Source: MetroNews
April 19, 2021
Senator Joe Manchin and United Mine Workers President Cecil Roberts together endorsed legislation to strengthen labor unions, pushed for federal investments in carbon capture technology, advocated for using coal to make steel in the United States and called for building up coal-producing communities that have languished in recent years.
“We’re very much interested in protecting existing coalfield jobs,” Roberts said. “I would say to our friends in government and high places that we’ve just about had all we can take of layoffs and people losing their jobs in the coalfields. It doesn’t have to be that way.”
Manchin and Roberts, both prominent West Virginians, appeared together at a livestreamed National Press Club event called “Energy Transition and the Next Steps for Coal Country.”
Manchin, a Democrat, is chairman of the U.S. Senate’s Energy and Natural Resources Committee.
He has assumed that prominent role during overlapping debates over how to deal with climate change, how to mitigate economic hard times in communities that traditionally relied upon mining for employment and the appropriate focus of a broad-ranging infrastructure package that could provide a boost.
Manchin generated a headline today through his endorsement of the “Protect the Right to Organize Act” — often called the PRO Act — in the Senate. The bill is a priority for labor organizations, including the AFL-CIO.
The bill would enhance collective bargaining rights, strengthen workers’ right to strike and override state “right-to-work” laws.
“Fifty percent of unions fail in their first year of organizing. This legislation will level the playing field,” Manchin said, announcing he would co-sponsor the bill.
Manchin’s endorsement is significant with a 50-5o split in the U.S. Senate. But his backing is not decisive because the Senate’s filibuster rules would require 60 votes.

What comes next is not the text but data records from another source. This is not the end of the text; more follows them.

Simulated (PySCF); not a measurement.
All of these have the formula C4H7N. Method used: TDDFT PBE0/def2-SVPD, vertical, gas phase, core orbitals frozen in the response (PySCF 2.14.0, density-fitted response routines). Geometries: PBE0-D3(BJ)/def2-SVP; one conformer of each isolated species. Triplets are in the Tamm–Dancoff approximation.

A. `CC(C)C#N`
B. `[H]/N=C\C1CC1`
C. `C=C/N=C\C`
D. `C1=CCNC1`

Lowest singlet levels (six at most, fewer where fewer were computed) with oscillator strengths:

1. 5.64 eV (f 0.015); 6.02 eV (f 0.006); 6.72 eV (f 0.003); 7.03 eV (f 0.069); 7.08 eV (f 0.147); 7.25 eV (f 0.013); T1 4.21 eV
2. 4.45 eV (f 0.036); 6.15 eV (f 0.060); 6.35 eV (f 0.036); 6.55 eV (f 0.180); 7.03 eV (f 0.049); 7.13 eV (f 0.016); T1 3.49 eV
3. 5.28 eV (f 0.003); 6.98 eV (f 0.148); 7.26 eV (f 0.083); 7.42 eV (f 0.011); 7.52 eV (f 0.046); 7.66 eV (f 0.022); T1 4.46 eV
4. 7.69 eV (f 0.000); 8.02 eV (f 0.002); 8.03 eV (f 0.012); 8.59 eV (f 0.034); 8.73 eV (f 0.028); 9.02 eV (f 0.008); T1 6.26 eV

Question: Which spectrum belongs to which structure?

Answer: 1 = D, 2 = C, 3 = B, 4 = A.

“Allowing people who want to join a union to have that opportunity — that’s one of the basic freedoms that we have,” Roberts said, thanking Manchin for his support.
Roberts’ appearance coincided with a release of the United Mine Workers’ set of goals called “Preserving Coal Country.”
“Change is coming, whether we seek it or not. Too many inside and outside the coalfields have looked the other way when it comes to recognizing and addressing specifically what that change must be, but we can look away no longer,” the United Mineworkers stated. “We must act, while acting in a way that has real, positive impact on the people who are most affected by this change.
Roberts noted that coal jobs fell by another 7,000 last year. That leaves about 34,000 active coal miners in the United States, he said.
“We have to think about the people who have already lost their jobs,” Roberts said. “I’m for any jobs that we can create that would be good-paying jobs for our brothers and sisters who have lost them in the UMWA.”
Roberts urged a greater embrace of metallurgical coal, which is used to make steel. The context of that point is the infrastructure proposal being debated at the federal level.
“Start making steel again,” Roberts said. “Let’s have a policy in this country — if we’re going to have infrastructure, let’s make the steel in the United States. Let’s mine metallurgical coal. Let’s have those steel mills in this country. Let’s create thousands of jobs.”
Both Manchin and Roberts urged more use of carbon capture technology to retain coal’s role in energy production. The process captures carbon dioxide emissions from sources like coal-fired power plants and either reuses it or stores it. Much research has gone into the process, but it’s been widely viewed as a high financial hurdle.
“We know we can do it commercially,” Manchin said. “We just haven’t found how we have a downstream or a value for the carbon we’re extracting.”
The UMW’s proposal released today wants the federal government to significantly enhance carbon capture and storage research and development funding with a goal of demonstrating commercial use for coal-fired utilities by 2030. It also calls for building out carbon capture infrastructure such as pipelines and injection wells.
“Someone’s going to develop this technology and it ought to be the United States of America,” Roberts said.
At a separate event, Congressman David McKinley spotlighted the possibilities of carbon capture technology. McKinley, a Republican, spoke on video with a coal miner from the Tunnel Ridge Mine outside Wheeling.
The one-minute conversation was part of the House GOP caucus’s three-day “Energy Innovation Agenda,” a virtual forum that describes conservative solutions for a better climate.
McKinley was pushing legislation to promote development of innovative carbon capture, utilization, and storage projects through the Department of Energy loan guarantee program.